Whip It (Drew Barrymore/2009) USA/111 mins. *****
Drew Barrymore has lived enough of a life surrounded by films and filmmaking that it's really no surprise she would direct her own film one day. Her debut, Whip It (which stars Ellen Page as a small-town Texas teenager reluctantly coerced into taking part in beauty pageants, looking for something meaningful in her life; and finding it in the Hurl Scouts, a Roller Derby skating team), is as much a truly entertaining and goodhearted first film as it is a glorious culmination, so far, of her particular talents. She's always conveyed a carefree and amiable onscreen presence - part punkish attitude, part goof-off girl - in her work as an actress, especially within the last fifteen-or-so years, and it seems as if it's all been lovingly instilled into the making of this film. It's neither a riotous comedy nor a straight-up indie flick, but a sweetly-conveyed concoction of the two, as based on Shauna Cross' semi-autobiographical novel.
It does, though, feel completely Barrymore's own film. Indeed, she's managed to take someone else's source material and successfully inject elements of her own persona into it with ease. (It's probably not wide of the mark to say that Page is standing in for Barrymore; she's an apt fictional incarnation through which Drew can interpret her story.) It is about an all-girl rolling skating derby, though it's fully embodied with her own sense of charm and personality; everything is infused with the agreeable disposition that's defined her work to date. To say that she could be a budding comedy auteur in the making may meet a few sniffs of derision from loftier types, but Whip It is a great first effort that shows signs of lasting individual directorial talent.
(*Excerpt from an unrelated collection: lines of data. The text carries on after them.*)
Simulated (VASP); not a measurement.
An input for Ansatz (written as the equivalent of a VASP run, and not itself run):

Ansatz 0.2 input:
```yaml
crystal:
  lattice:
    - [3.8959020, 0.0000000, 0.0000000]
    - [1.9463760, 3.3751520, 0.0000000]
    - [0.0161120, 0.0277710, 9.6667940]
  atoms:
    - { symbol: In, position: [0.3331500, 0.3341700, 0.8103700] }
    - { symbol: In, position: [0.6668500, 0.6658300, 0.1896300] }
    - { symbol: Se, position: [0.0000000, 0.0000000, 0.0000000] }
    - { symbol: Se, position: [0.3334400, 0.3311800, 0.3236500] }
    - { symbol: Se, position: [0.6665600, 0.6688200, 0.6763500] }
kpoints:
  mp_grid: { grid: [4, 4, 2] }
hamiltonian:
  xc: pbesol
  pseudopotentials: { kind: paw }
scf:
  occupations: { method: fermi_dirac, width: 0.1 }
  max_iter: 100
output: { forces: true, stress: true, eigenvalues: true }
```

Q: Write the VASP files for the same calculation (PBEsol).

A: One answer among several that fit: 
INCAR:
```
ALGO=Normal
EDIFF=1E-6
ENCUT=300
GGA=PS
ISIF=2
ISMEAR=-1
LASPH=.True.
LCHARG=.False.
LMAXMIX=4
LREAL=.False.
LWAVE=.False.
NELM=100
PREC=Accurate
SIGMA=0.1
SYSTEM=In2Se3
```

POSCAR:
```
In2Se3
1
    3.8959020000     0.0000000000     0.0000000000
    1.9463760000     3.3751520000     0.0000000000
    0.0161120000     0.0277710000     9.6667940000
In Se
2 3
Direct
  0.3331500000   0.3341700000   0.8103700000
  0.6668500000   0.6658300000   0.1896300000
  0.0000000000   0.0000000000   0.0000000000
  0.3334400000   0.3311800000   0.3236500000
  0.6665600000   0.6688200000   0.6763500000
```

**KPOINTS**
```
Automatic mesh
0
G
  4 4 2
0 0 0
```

It's not perhaps the most original story, but it stands out as significantly more easy-going and, for the most part, free of many of the quirky foibles of recent indie films. An obvious comparison would be Page's surprise Oscar-nabbing hit Juno from two years ago, or maybe a less tricksy - and female-centred - take on the burgeoning adolescent malaise seen in this year's Youth in Revolt (but without it's meta-character doubling, and replaced with a gaggle of riot grrrl-ish skaters!). But no one here waxes on about obscure foreign movies or overtly thumb their noses at typical teen mainstream interests. Well, not too much anyway - there is some love for semi-obscure '80s music and several alternative cultural references thrown around, but they're kept to a minimum and come across as voiced with enthusiasm and a genuine nostalgia.
The roller derby scenes are immense fun and are filmed with plenty of appropriate zest and sheer enjoyment. There are also wonderful details, and some seemingly inconsequential moments, within the film that are nicely spliced in and add to the charm on display in many of the more event-driven scenes: deflated from endless small-town burger serving, Pash and diner manager Birdman (Carlo Alban) indulge in a random kiss; Page giving her expensive pageant dress to a rival before a crucial contest; a nicely underplayed moment when Page discovers her dad's (Daniel Stern) secret sports-watching hideaway, and the surprise at finding out Maggie Mayhem (Kristen Wiig) balances skating with being a mother. The characters open up in small, telling ways throughout the film, incrementally revealing more about themselves - and each letting any issues with one another evaporate in the face of what really matters to them. Such scenes, which could easily have been played as coy, eye-rolling revelations, take a well-balanced left turn and become nicely downplayed, relishable moments.
I'm one of the people who found Ellen Page's performance in Juno a touch on the irritating side, but here she shows that without the smarmy, know-it-all one-liners care of Diablo Cody she's an engaging screen presence. But every cast member fits their roles well and all deserve praise - again, this is certainly down to Barrymore's amiability as a director. I especially liked the relationships between Page and a laid back Stern, and with Marcia Gay Harden as her pushy mother; their interactions don't fall into cliché at any time despite occasionally threatening to head in that direction; both parents are portrayed as fully-rounded, life-worn characters. And I liked the casting of Andrew Wilson as the team's long-time oddball coach, Razor, too - a role that could've gone to a far more obviously zany actor, like Seann William Scott for example (or indeed Owen Wilson), but is performed with the right amount of humourous fatigue. But Juliette Lewis (as bitchy opponent Iron Maven), Kristen Wiig, Alia Shawkat, singer Eve, stuntwoman (and Tarantino fave) Zoe Bell, and Barrymore herself, as accident-prone Smashley Simpson, all contribute personable work, as do the remainder of the cast. (The names the roller gals give themselves are spot-on funny, too: apart from the above-mentioned names, there's Rosa Sparks, Eva Destruction, Bloody Holly and Page's own, Babe Ruthless.)
It feels as if Barrymore is both somewhat acknowledging her nowadays more veteran place in filmmaking (there is some comment in the film about age and still being willing to try out new things when you're well into your thirties) and graciously celebrating and passing the on-screen baton over to a younger generation of female stars. But it's the warmth of her personality (both in front of and behind the camera) and the pleasing verve in which she tells the story, consistently discernible in each scene of Whip It, that shine out the most.